Idiot Boxing
Mad at you
Can Paul Reiser prove Thomas Wolfe wrong on NBC? Also, the Mad Men waiting game.
Published: April 13, 2011
Is someone in the boardrooms of NBC Universal still mad about you, Paul Reiser?
In the '90s — as a contemporary of "the greatest television show of all time," according to TV Guide — your sitcom, Mad About You, was kind of a "Seinfeld Lite," a successful, whimsical series set in New York about the absurdities of everyday life, married-style. You lasted seven seasons, won a passel of Emmys, a Peabody Award, became the darling of Viewers for Quality Television. Your TV wife, Helen Hunt, used her experience alongside you to develop into an Academy Award-winning actress. Detroit's Don Was even helped compose your theme song, for pity's sake! You were extremely cool.

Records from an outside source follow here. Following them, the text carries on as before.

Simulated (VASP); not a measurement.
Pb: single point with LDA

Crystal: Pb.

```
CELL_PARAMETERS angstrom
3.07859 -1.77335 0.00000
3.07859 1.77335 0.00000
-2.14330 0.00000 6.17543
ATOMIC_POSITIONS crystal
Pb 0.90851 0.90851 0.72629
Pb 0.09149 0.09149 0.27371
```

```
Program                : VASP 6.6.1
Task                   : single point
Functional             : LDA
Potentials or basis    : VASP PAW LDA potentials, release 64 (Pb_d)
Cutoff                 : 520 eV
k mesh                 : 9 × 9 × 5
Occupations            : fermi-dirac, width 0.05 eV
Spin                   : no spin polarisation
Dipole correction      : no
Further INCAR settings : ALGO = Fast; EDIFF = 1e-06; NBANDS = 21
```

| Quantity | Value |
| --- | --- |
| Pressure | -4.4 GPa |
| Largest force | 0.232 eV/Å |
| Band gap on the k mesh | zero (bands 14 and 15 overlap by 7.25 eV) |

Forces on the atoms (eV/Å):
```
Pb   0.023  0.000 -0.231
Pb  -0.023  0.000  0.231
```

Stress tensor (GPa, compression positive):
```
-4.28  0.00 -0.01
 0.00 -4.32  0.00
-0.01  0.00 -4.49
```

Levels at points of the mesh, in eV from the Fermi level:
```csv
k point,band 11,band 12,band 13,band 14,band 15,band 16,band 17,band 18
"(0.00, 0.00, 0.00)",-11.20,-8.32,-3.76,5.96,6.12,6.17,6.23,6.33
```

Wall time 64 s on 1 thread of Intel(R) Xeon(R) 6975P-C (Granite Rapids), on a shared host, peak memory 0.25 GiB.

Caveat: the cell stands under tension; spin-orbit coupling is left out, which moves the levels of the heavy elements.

Your ratings made a buttload of money for NBC back in the day. They adored you, Paul. Isn't that enough? Can't you rest easy on those laurels? Apparently not, because as Dolly once sang, here you come again, this time with The Paul Reiser Show premiering at 8:30 p.m. tomorrow (Channel 4 in Detroit). A dozen seasons since your face last occupied a prime-time series, you seem determined to prove Thomas Wolfe wrong: You can go home again, but will anybody be there to welcome you back? Like that leering geezer at the end of the bar on Jerseylicious, you remember how to do it. It's just that nobody knows if you have the stamina to actually pull it off.
You are older, not necessarily wiser. But you are Reiser, since this time you're playing yourself. If we are to believe the new show's premise, in the years since Mad About You ended, you've been content to live a quiet life in L.A. with your real wife (played by A Serious Man's pretty, quirky Amy Landecker, not your real wife) and family. Yet you're still a bit of a player in the entertainment biz, enough so to retain a pair of clueless suck-ups as your management team. The part of the workup that rings truest is that as a father of school-age kids, your closest everyday friends often aren't lifelong chums or college buddies but the dads of other kids who attend your child's school.
In that regard you have amassed a United Nations of adult playmates. There's Habib (Omid Djalili, Gladiator), the Middle Eastern import-exporter with a warehouse chock-full of questionable goods; Fernando (Duane Martin, a personal favorite ever since Patti LaBelle's comedy Out All Night in the '90s), an African-American restaurateur who acts as peacekeeper of the group; Jonathan (Ben Shenkman), the tightly wrapped nebbish, and Brad (Andrew Daly), the WASP-y village idiot. Welcome to Men of a Certain Age: The Sitcom.
You certainly must have been watching a lot of TV during your sabbatical, because The Paul Reiser Show seems to have, uh, borrowed so many components from other series. Besides MOCA, it has the buddy-buddy, behind-the-sceney vibe of Entourage, the disjointed household high jinks (if not the outstanding writing) of Modern Family. You even open each episode with a short monologue, probably to remind us you are a comedian, just the way Mr. Seinfeld used to do. Mostly, though, your show has the pace and feel — not to mention the Yiddish violin soundtrack — of Larry David's Curb Your Enthusiasm, a comparison that isn't eased by David appearing as guest star in Thursday's premiere.